Still, the main health topic in the august chambers of the Senate is baseball and steroids, with dietary supplements becoming collateral damage in what is in essence a labor-management debate. Simply consider the timing of the Sports Illustrated article and the airing of the steroid issue. FLEX staffer Jim Rosenthal, who has co-written books with Major League greats Nolan Ryan and Tony Gwynn, notes that a baseball strike looms, with owners and players digging in for a fateful battle. “The SI article is more of a critique of the MLB players union’s unwillingness to institute drug testing than anything else,” says Rosenthal. “The timing of the article — set against the backdrop of an imminent players strike in August — makes this quite clear.”

Even Senator Dorgan admitted that his hearings were a way to apply pressure to Major League Baseball to introduce drug testing. Of course, drug testing, as it exists now, is something only a politician could love. It’s a smokescreen — nothing but an intelligence test to see which athletes (or their suppliers/doctors) are so uninformed and unprepared as to get caught by a test. Drug tests are what owners and sports commissioners institute to cover the PR angle.

Perhaps the worst result of the SI piece is that it gives every yahoo with a public forum a license to become a self-proclaimed expert on steroids and supplements. Quite silly was the performance of national scold Bill O’Reilly on the perplexingly named Best Damn Sports Show Period. O’Reilly, one of those commentators who is never in doubt but frequently in error, began a fact-challenged rant, spewing several outrageous and erroneous claims, among them that Mark McGwire was severely harmed from using creatine and other supplements — a ludicrous assertion that has absolutely no scientific basis.

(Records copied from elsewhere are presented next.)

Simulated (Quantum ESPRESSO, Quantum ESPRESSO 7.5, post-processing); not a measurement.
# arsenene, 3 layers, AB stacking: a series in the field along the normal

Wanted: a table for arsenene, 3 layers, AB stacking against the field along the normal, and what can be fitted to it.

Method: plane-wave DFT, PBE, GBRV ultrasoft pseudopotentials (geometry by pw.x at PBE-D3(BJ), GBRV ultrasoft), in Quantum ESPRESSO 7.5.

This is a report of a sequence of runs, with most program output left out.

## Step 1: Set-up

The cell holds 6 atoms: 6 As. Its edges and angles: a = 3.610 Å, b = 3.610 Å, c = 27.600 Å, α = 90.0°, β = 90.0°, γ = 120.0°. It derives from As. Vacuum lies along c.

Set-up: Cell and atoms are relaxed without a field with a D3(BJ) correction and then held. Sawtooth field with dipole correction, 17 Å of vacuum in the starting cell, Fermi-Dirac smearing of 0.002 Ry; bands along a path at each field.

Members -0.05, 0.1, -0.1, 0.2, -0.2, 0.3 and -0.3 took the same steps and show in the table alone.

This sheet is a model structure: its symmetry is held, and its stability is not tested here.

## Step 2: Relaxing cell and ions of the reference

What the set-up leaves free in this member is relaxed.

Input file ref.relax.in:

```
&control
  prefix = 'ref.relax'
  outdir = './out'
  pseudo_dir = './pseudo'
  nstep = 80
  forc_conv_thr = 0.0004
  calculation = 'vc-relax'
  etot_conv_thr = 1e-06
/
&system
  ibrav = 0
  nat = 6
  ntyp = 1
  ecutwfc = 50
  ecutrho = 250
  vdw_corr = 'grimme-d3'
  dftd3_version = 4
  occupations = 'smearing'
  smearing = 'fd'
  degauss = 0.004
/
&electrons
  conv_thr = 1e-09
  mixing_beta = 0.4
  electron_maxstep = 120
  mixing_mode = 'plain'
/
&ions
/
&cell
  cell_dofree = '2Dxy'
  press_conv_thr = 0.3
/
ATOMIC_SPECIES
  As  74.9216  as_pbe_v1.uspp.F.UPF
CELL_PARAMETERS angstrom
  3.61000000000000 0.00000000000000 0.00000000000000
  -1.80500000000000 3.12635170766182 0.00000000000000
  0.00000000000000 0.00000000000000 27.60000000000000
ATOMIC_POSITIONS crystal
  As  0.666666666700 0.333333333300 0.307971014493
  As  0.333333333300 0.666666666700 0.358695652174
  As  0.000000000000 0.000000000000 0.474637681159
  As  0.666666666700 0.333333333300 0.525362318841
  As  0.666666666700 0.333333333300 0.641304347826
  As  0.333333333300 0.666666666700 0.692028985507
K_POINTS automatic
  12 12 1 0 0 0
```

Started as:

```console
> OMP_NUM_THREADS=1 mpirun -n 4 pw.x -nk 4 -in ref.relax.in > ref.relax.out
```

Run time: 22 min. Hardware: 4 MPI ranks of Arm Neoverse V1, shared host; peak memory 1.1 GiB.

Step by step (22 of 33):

Gladly, scientific research does matter to the U.S. government, which announced on June 14 that no action would be taken on regulating ephedrine until more studies were performed. In a statement accompanying the announcement, Health and Human Services Secretary Tommy G. Thompson said: “By increasing our breadth of knowledge about these supplements, we can give consumers the information they need to make informed decisions about these products.” Now that’s a home run.